The analyst firm reported that the use of dollar-pegged stablecoins is on the rise in Latin America, especially in countries with high inflation and devaluation.
Chainalysis analysts claim that in Venezuela and Argentina, small transactions (less than $1,000) are 34% and 31%, respectively, of stablecoins. Sebastian Serrano, CEO of Argentinean cryptocurrency exchange Ripio, believes that stablecoins are popular because they offer digital hedging in dollars:
“Argentines use cryptocurrency for security. That’s why there are so many use cases for stablecoins: it’s a secure digital alternative to holding a fiat dollar.”
While Venezuelans have already gotten rid of foreign exchange controls, Argentines are still under restrictions on buying dollars. In addition, there are different exchange rates in Argentina for different uses of the dollar. Recently the government introduced two new exchange rates called Qatar and Coldplay. All of this makes the stablecoin offering even more interesting by allowing citizens to bypass currency controls.

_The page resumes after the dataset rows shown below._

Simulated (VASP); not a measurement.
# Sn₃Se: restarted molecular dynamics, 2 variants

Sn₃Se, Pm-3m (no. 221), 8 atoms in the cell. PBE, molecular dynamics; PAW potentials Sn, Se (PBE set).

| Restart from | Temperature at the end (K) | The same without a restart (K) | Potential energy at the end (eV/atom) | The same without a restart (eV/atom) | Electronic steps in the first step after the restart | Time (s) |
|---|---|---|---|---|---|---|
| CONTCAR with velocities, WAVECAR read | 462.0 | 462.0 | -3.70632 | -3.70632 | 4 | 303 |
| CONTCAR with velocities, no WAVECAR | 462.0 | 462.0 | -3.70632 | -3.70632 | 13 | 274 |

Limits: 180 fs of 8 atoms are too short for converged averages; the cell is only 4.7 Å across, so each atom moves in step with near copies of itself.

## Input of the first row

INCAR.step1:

It’s not just people in Argentina and Venezuela who rely on stablecoins to protect their savings. Brazil, a country with one of the largest economies on the continent, also has a high level of use of stablecoins. USDT and USDC are among the top five cryptocurrencies used to move assets in large volumes, according to data released by the Brazilian Tax Authority in August. For example, the Tether coin was used to move 1.4 billion in 79,836 transactions with an average amount of almost $18,000.
Chainalysis recently reported that from July 2021 to June 2022, the countries of the Middle East and North Africa became the leaders in the growth of adoption of cryptocurrencies in various spheres of life.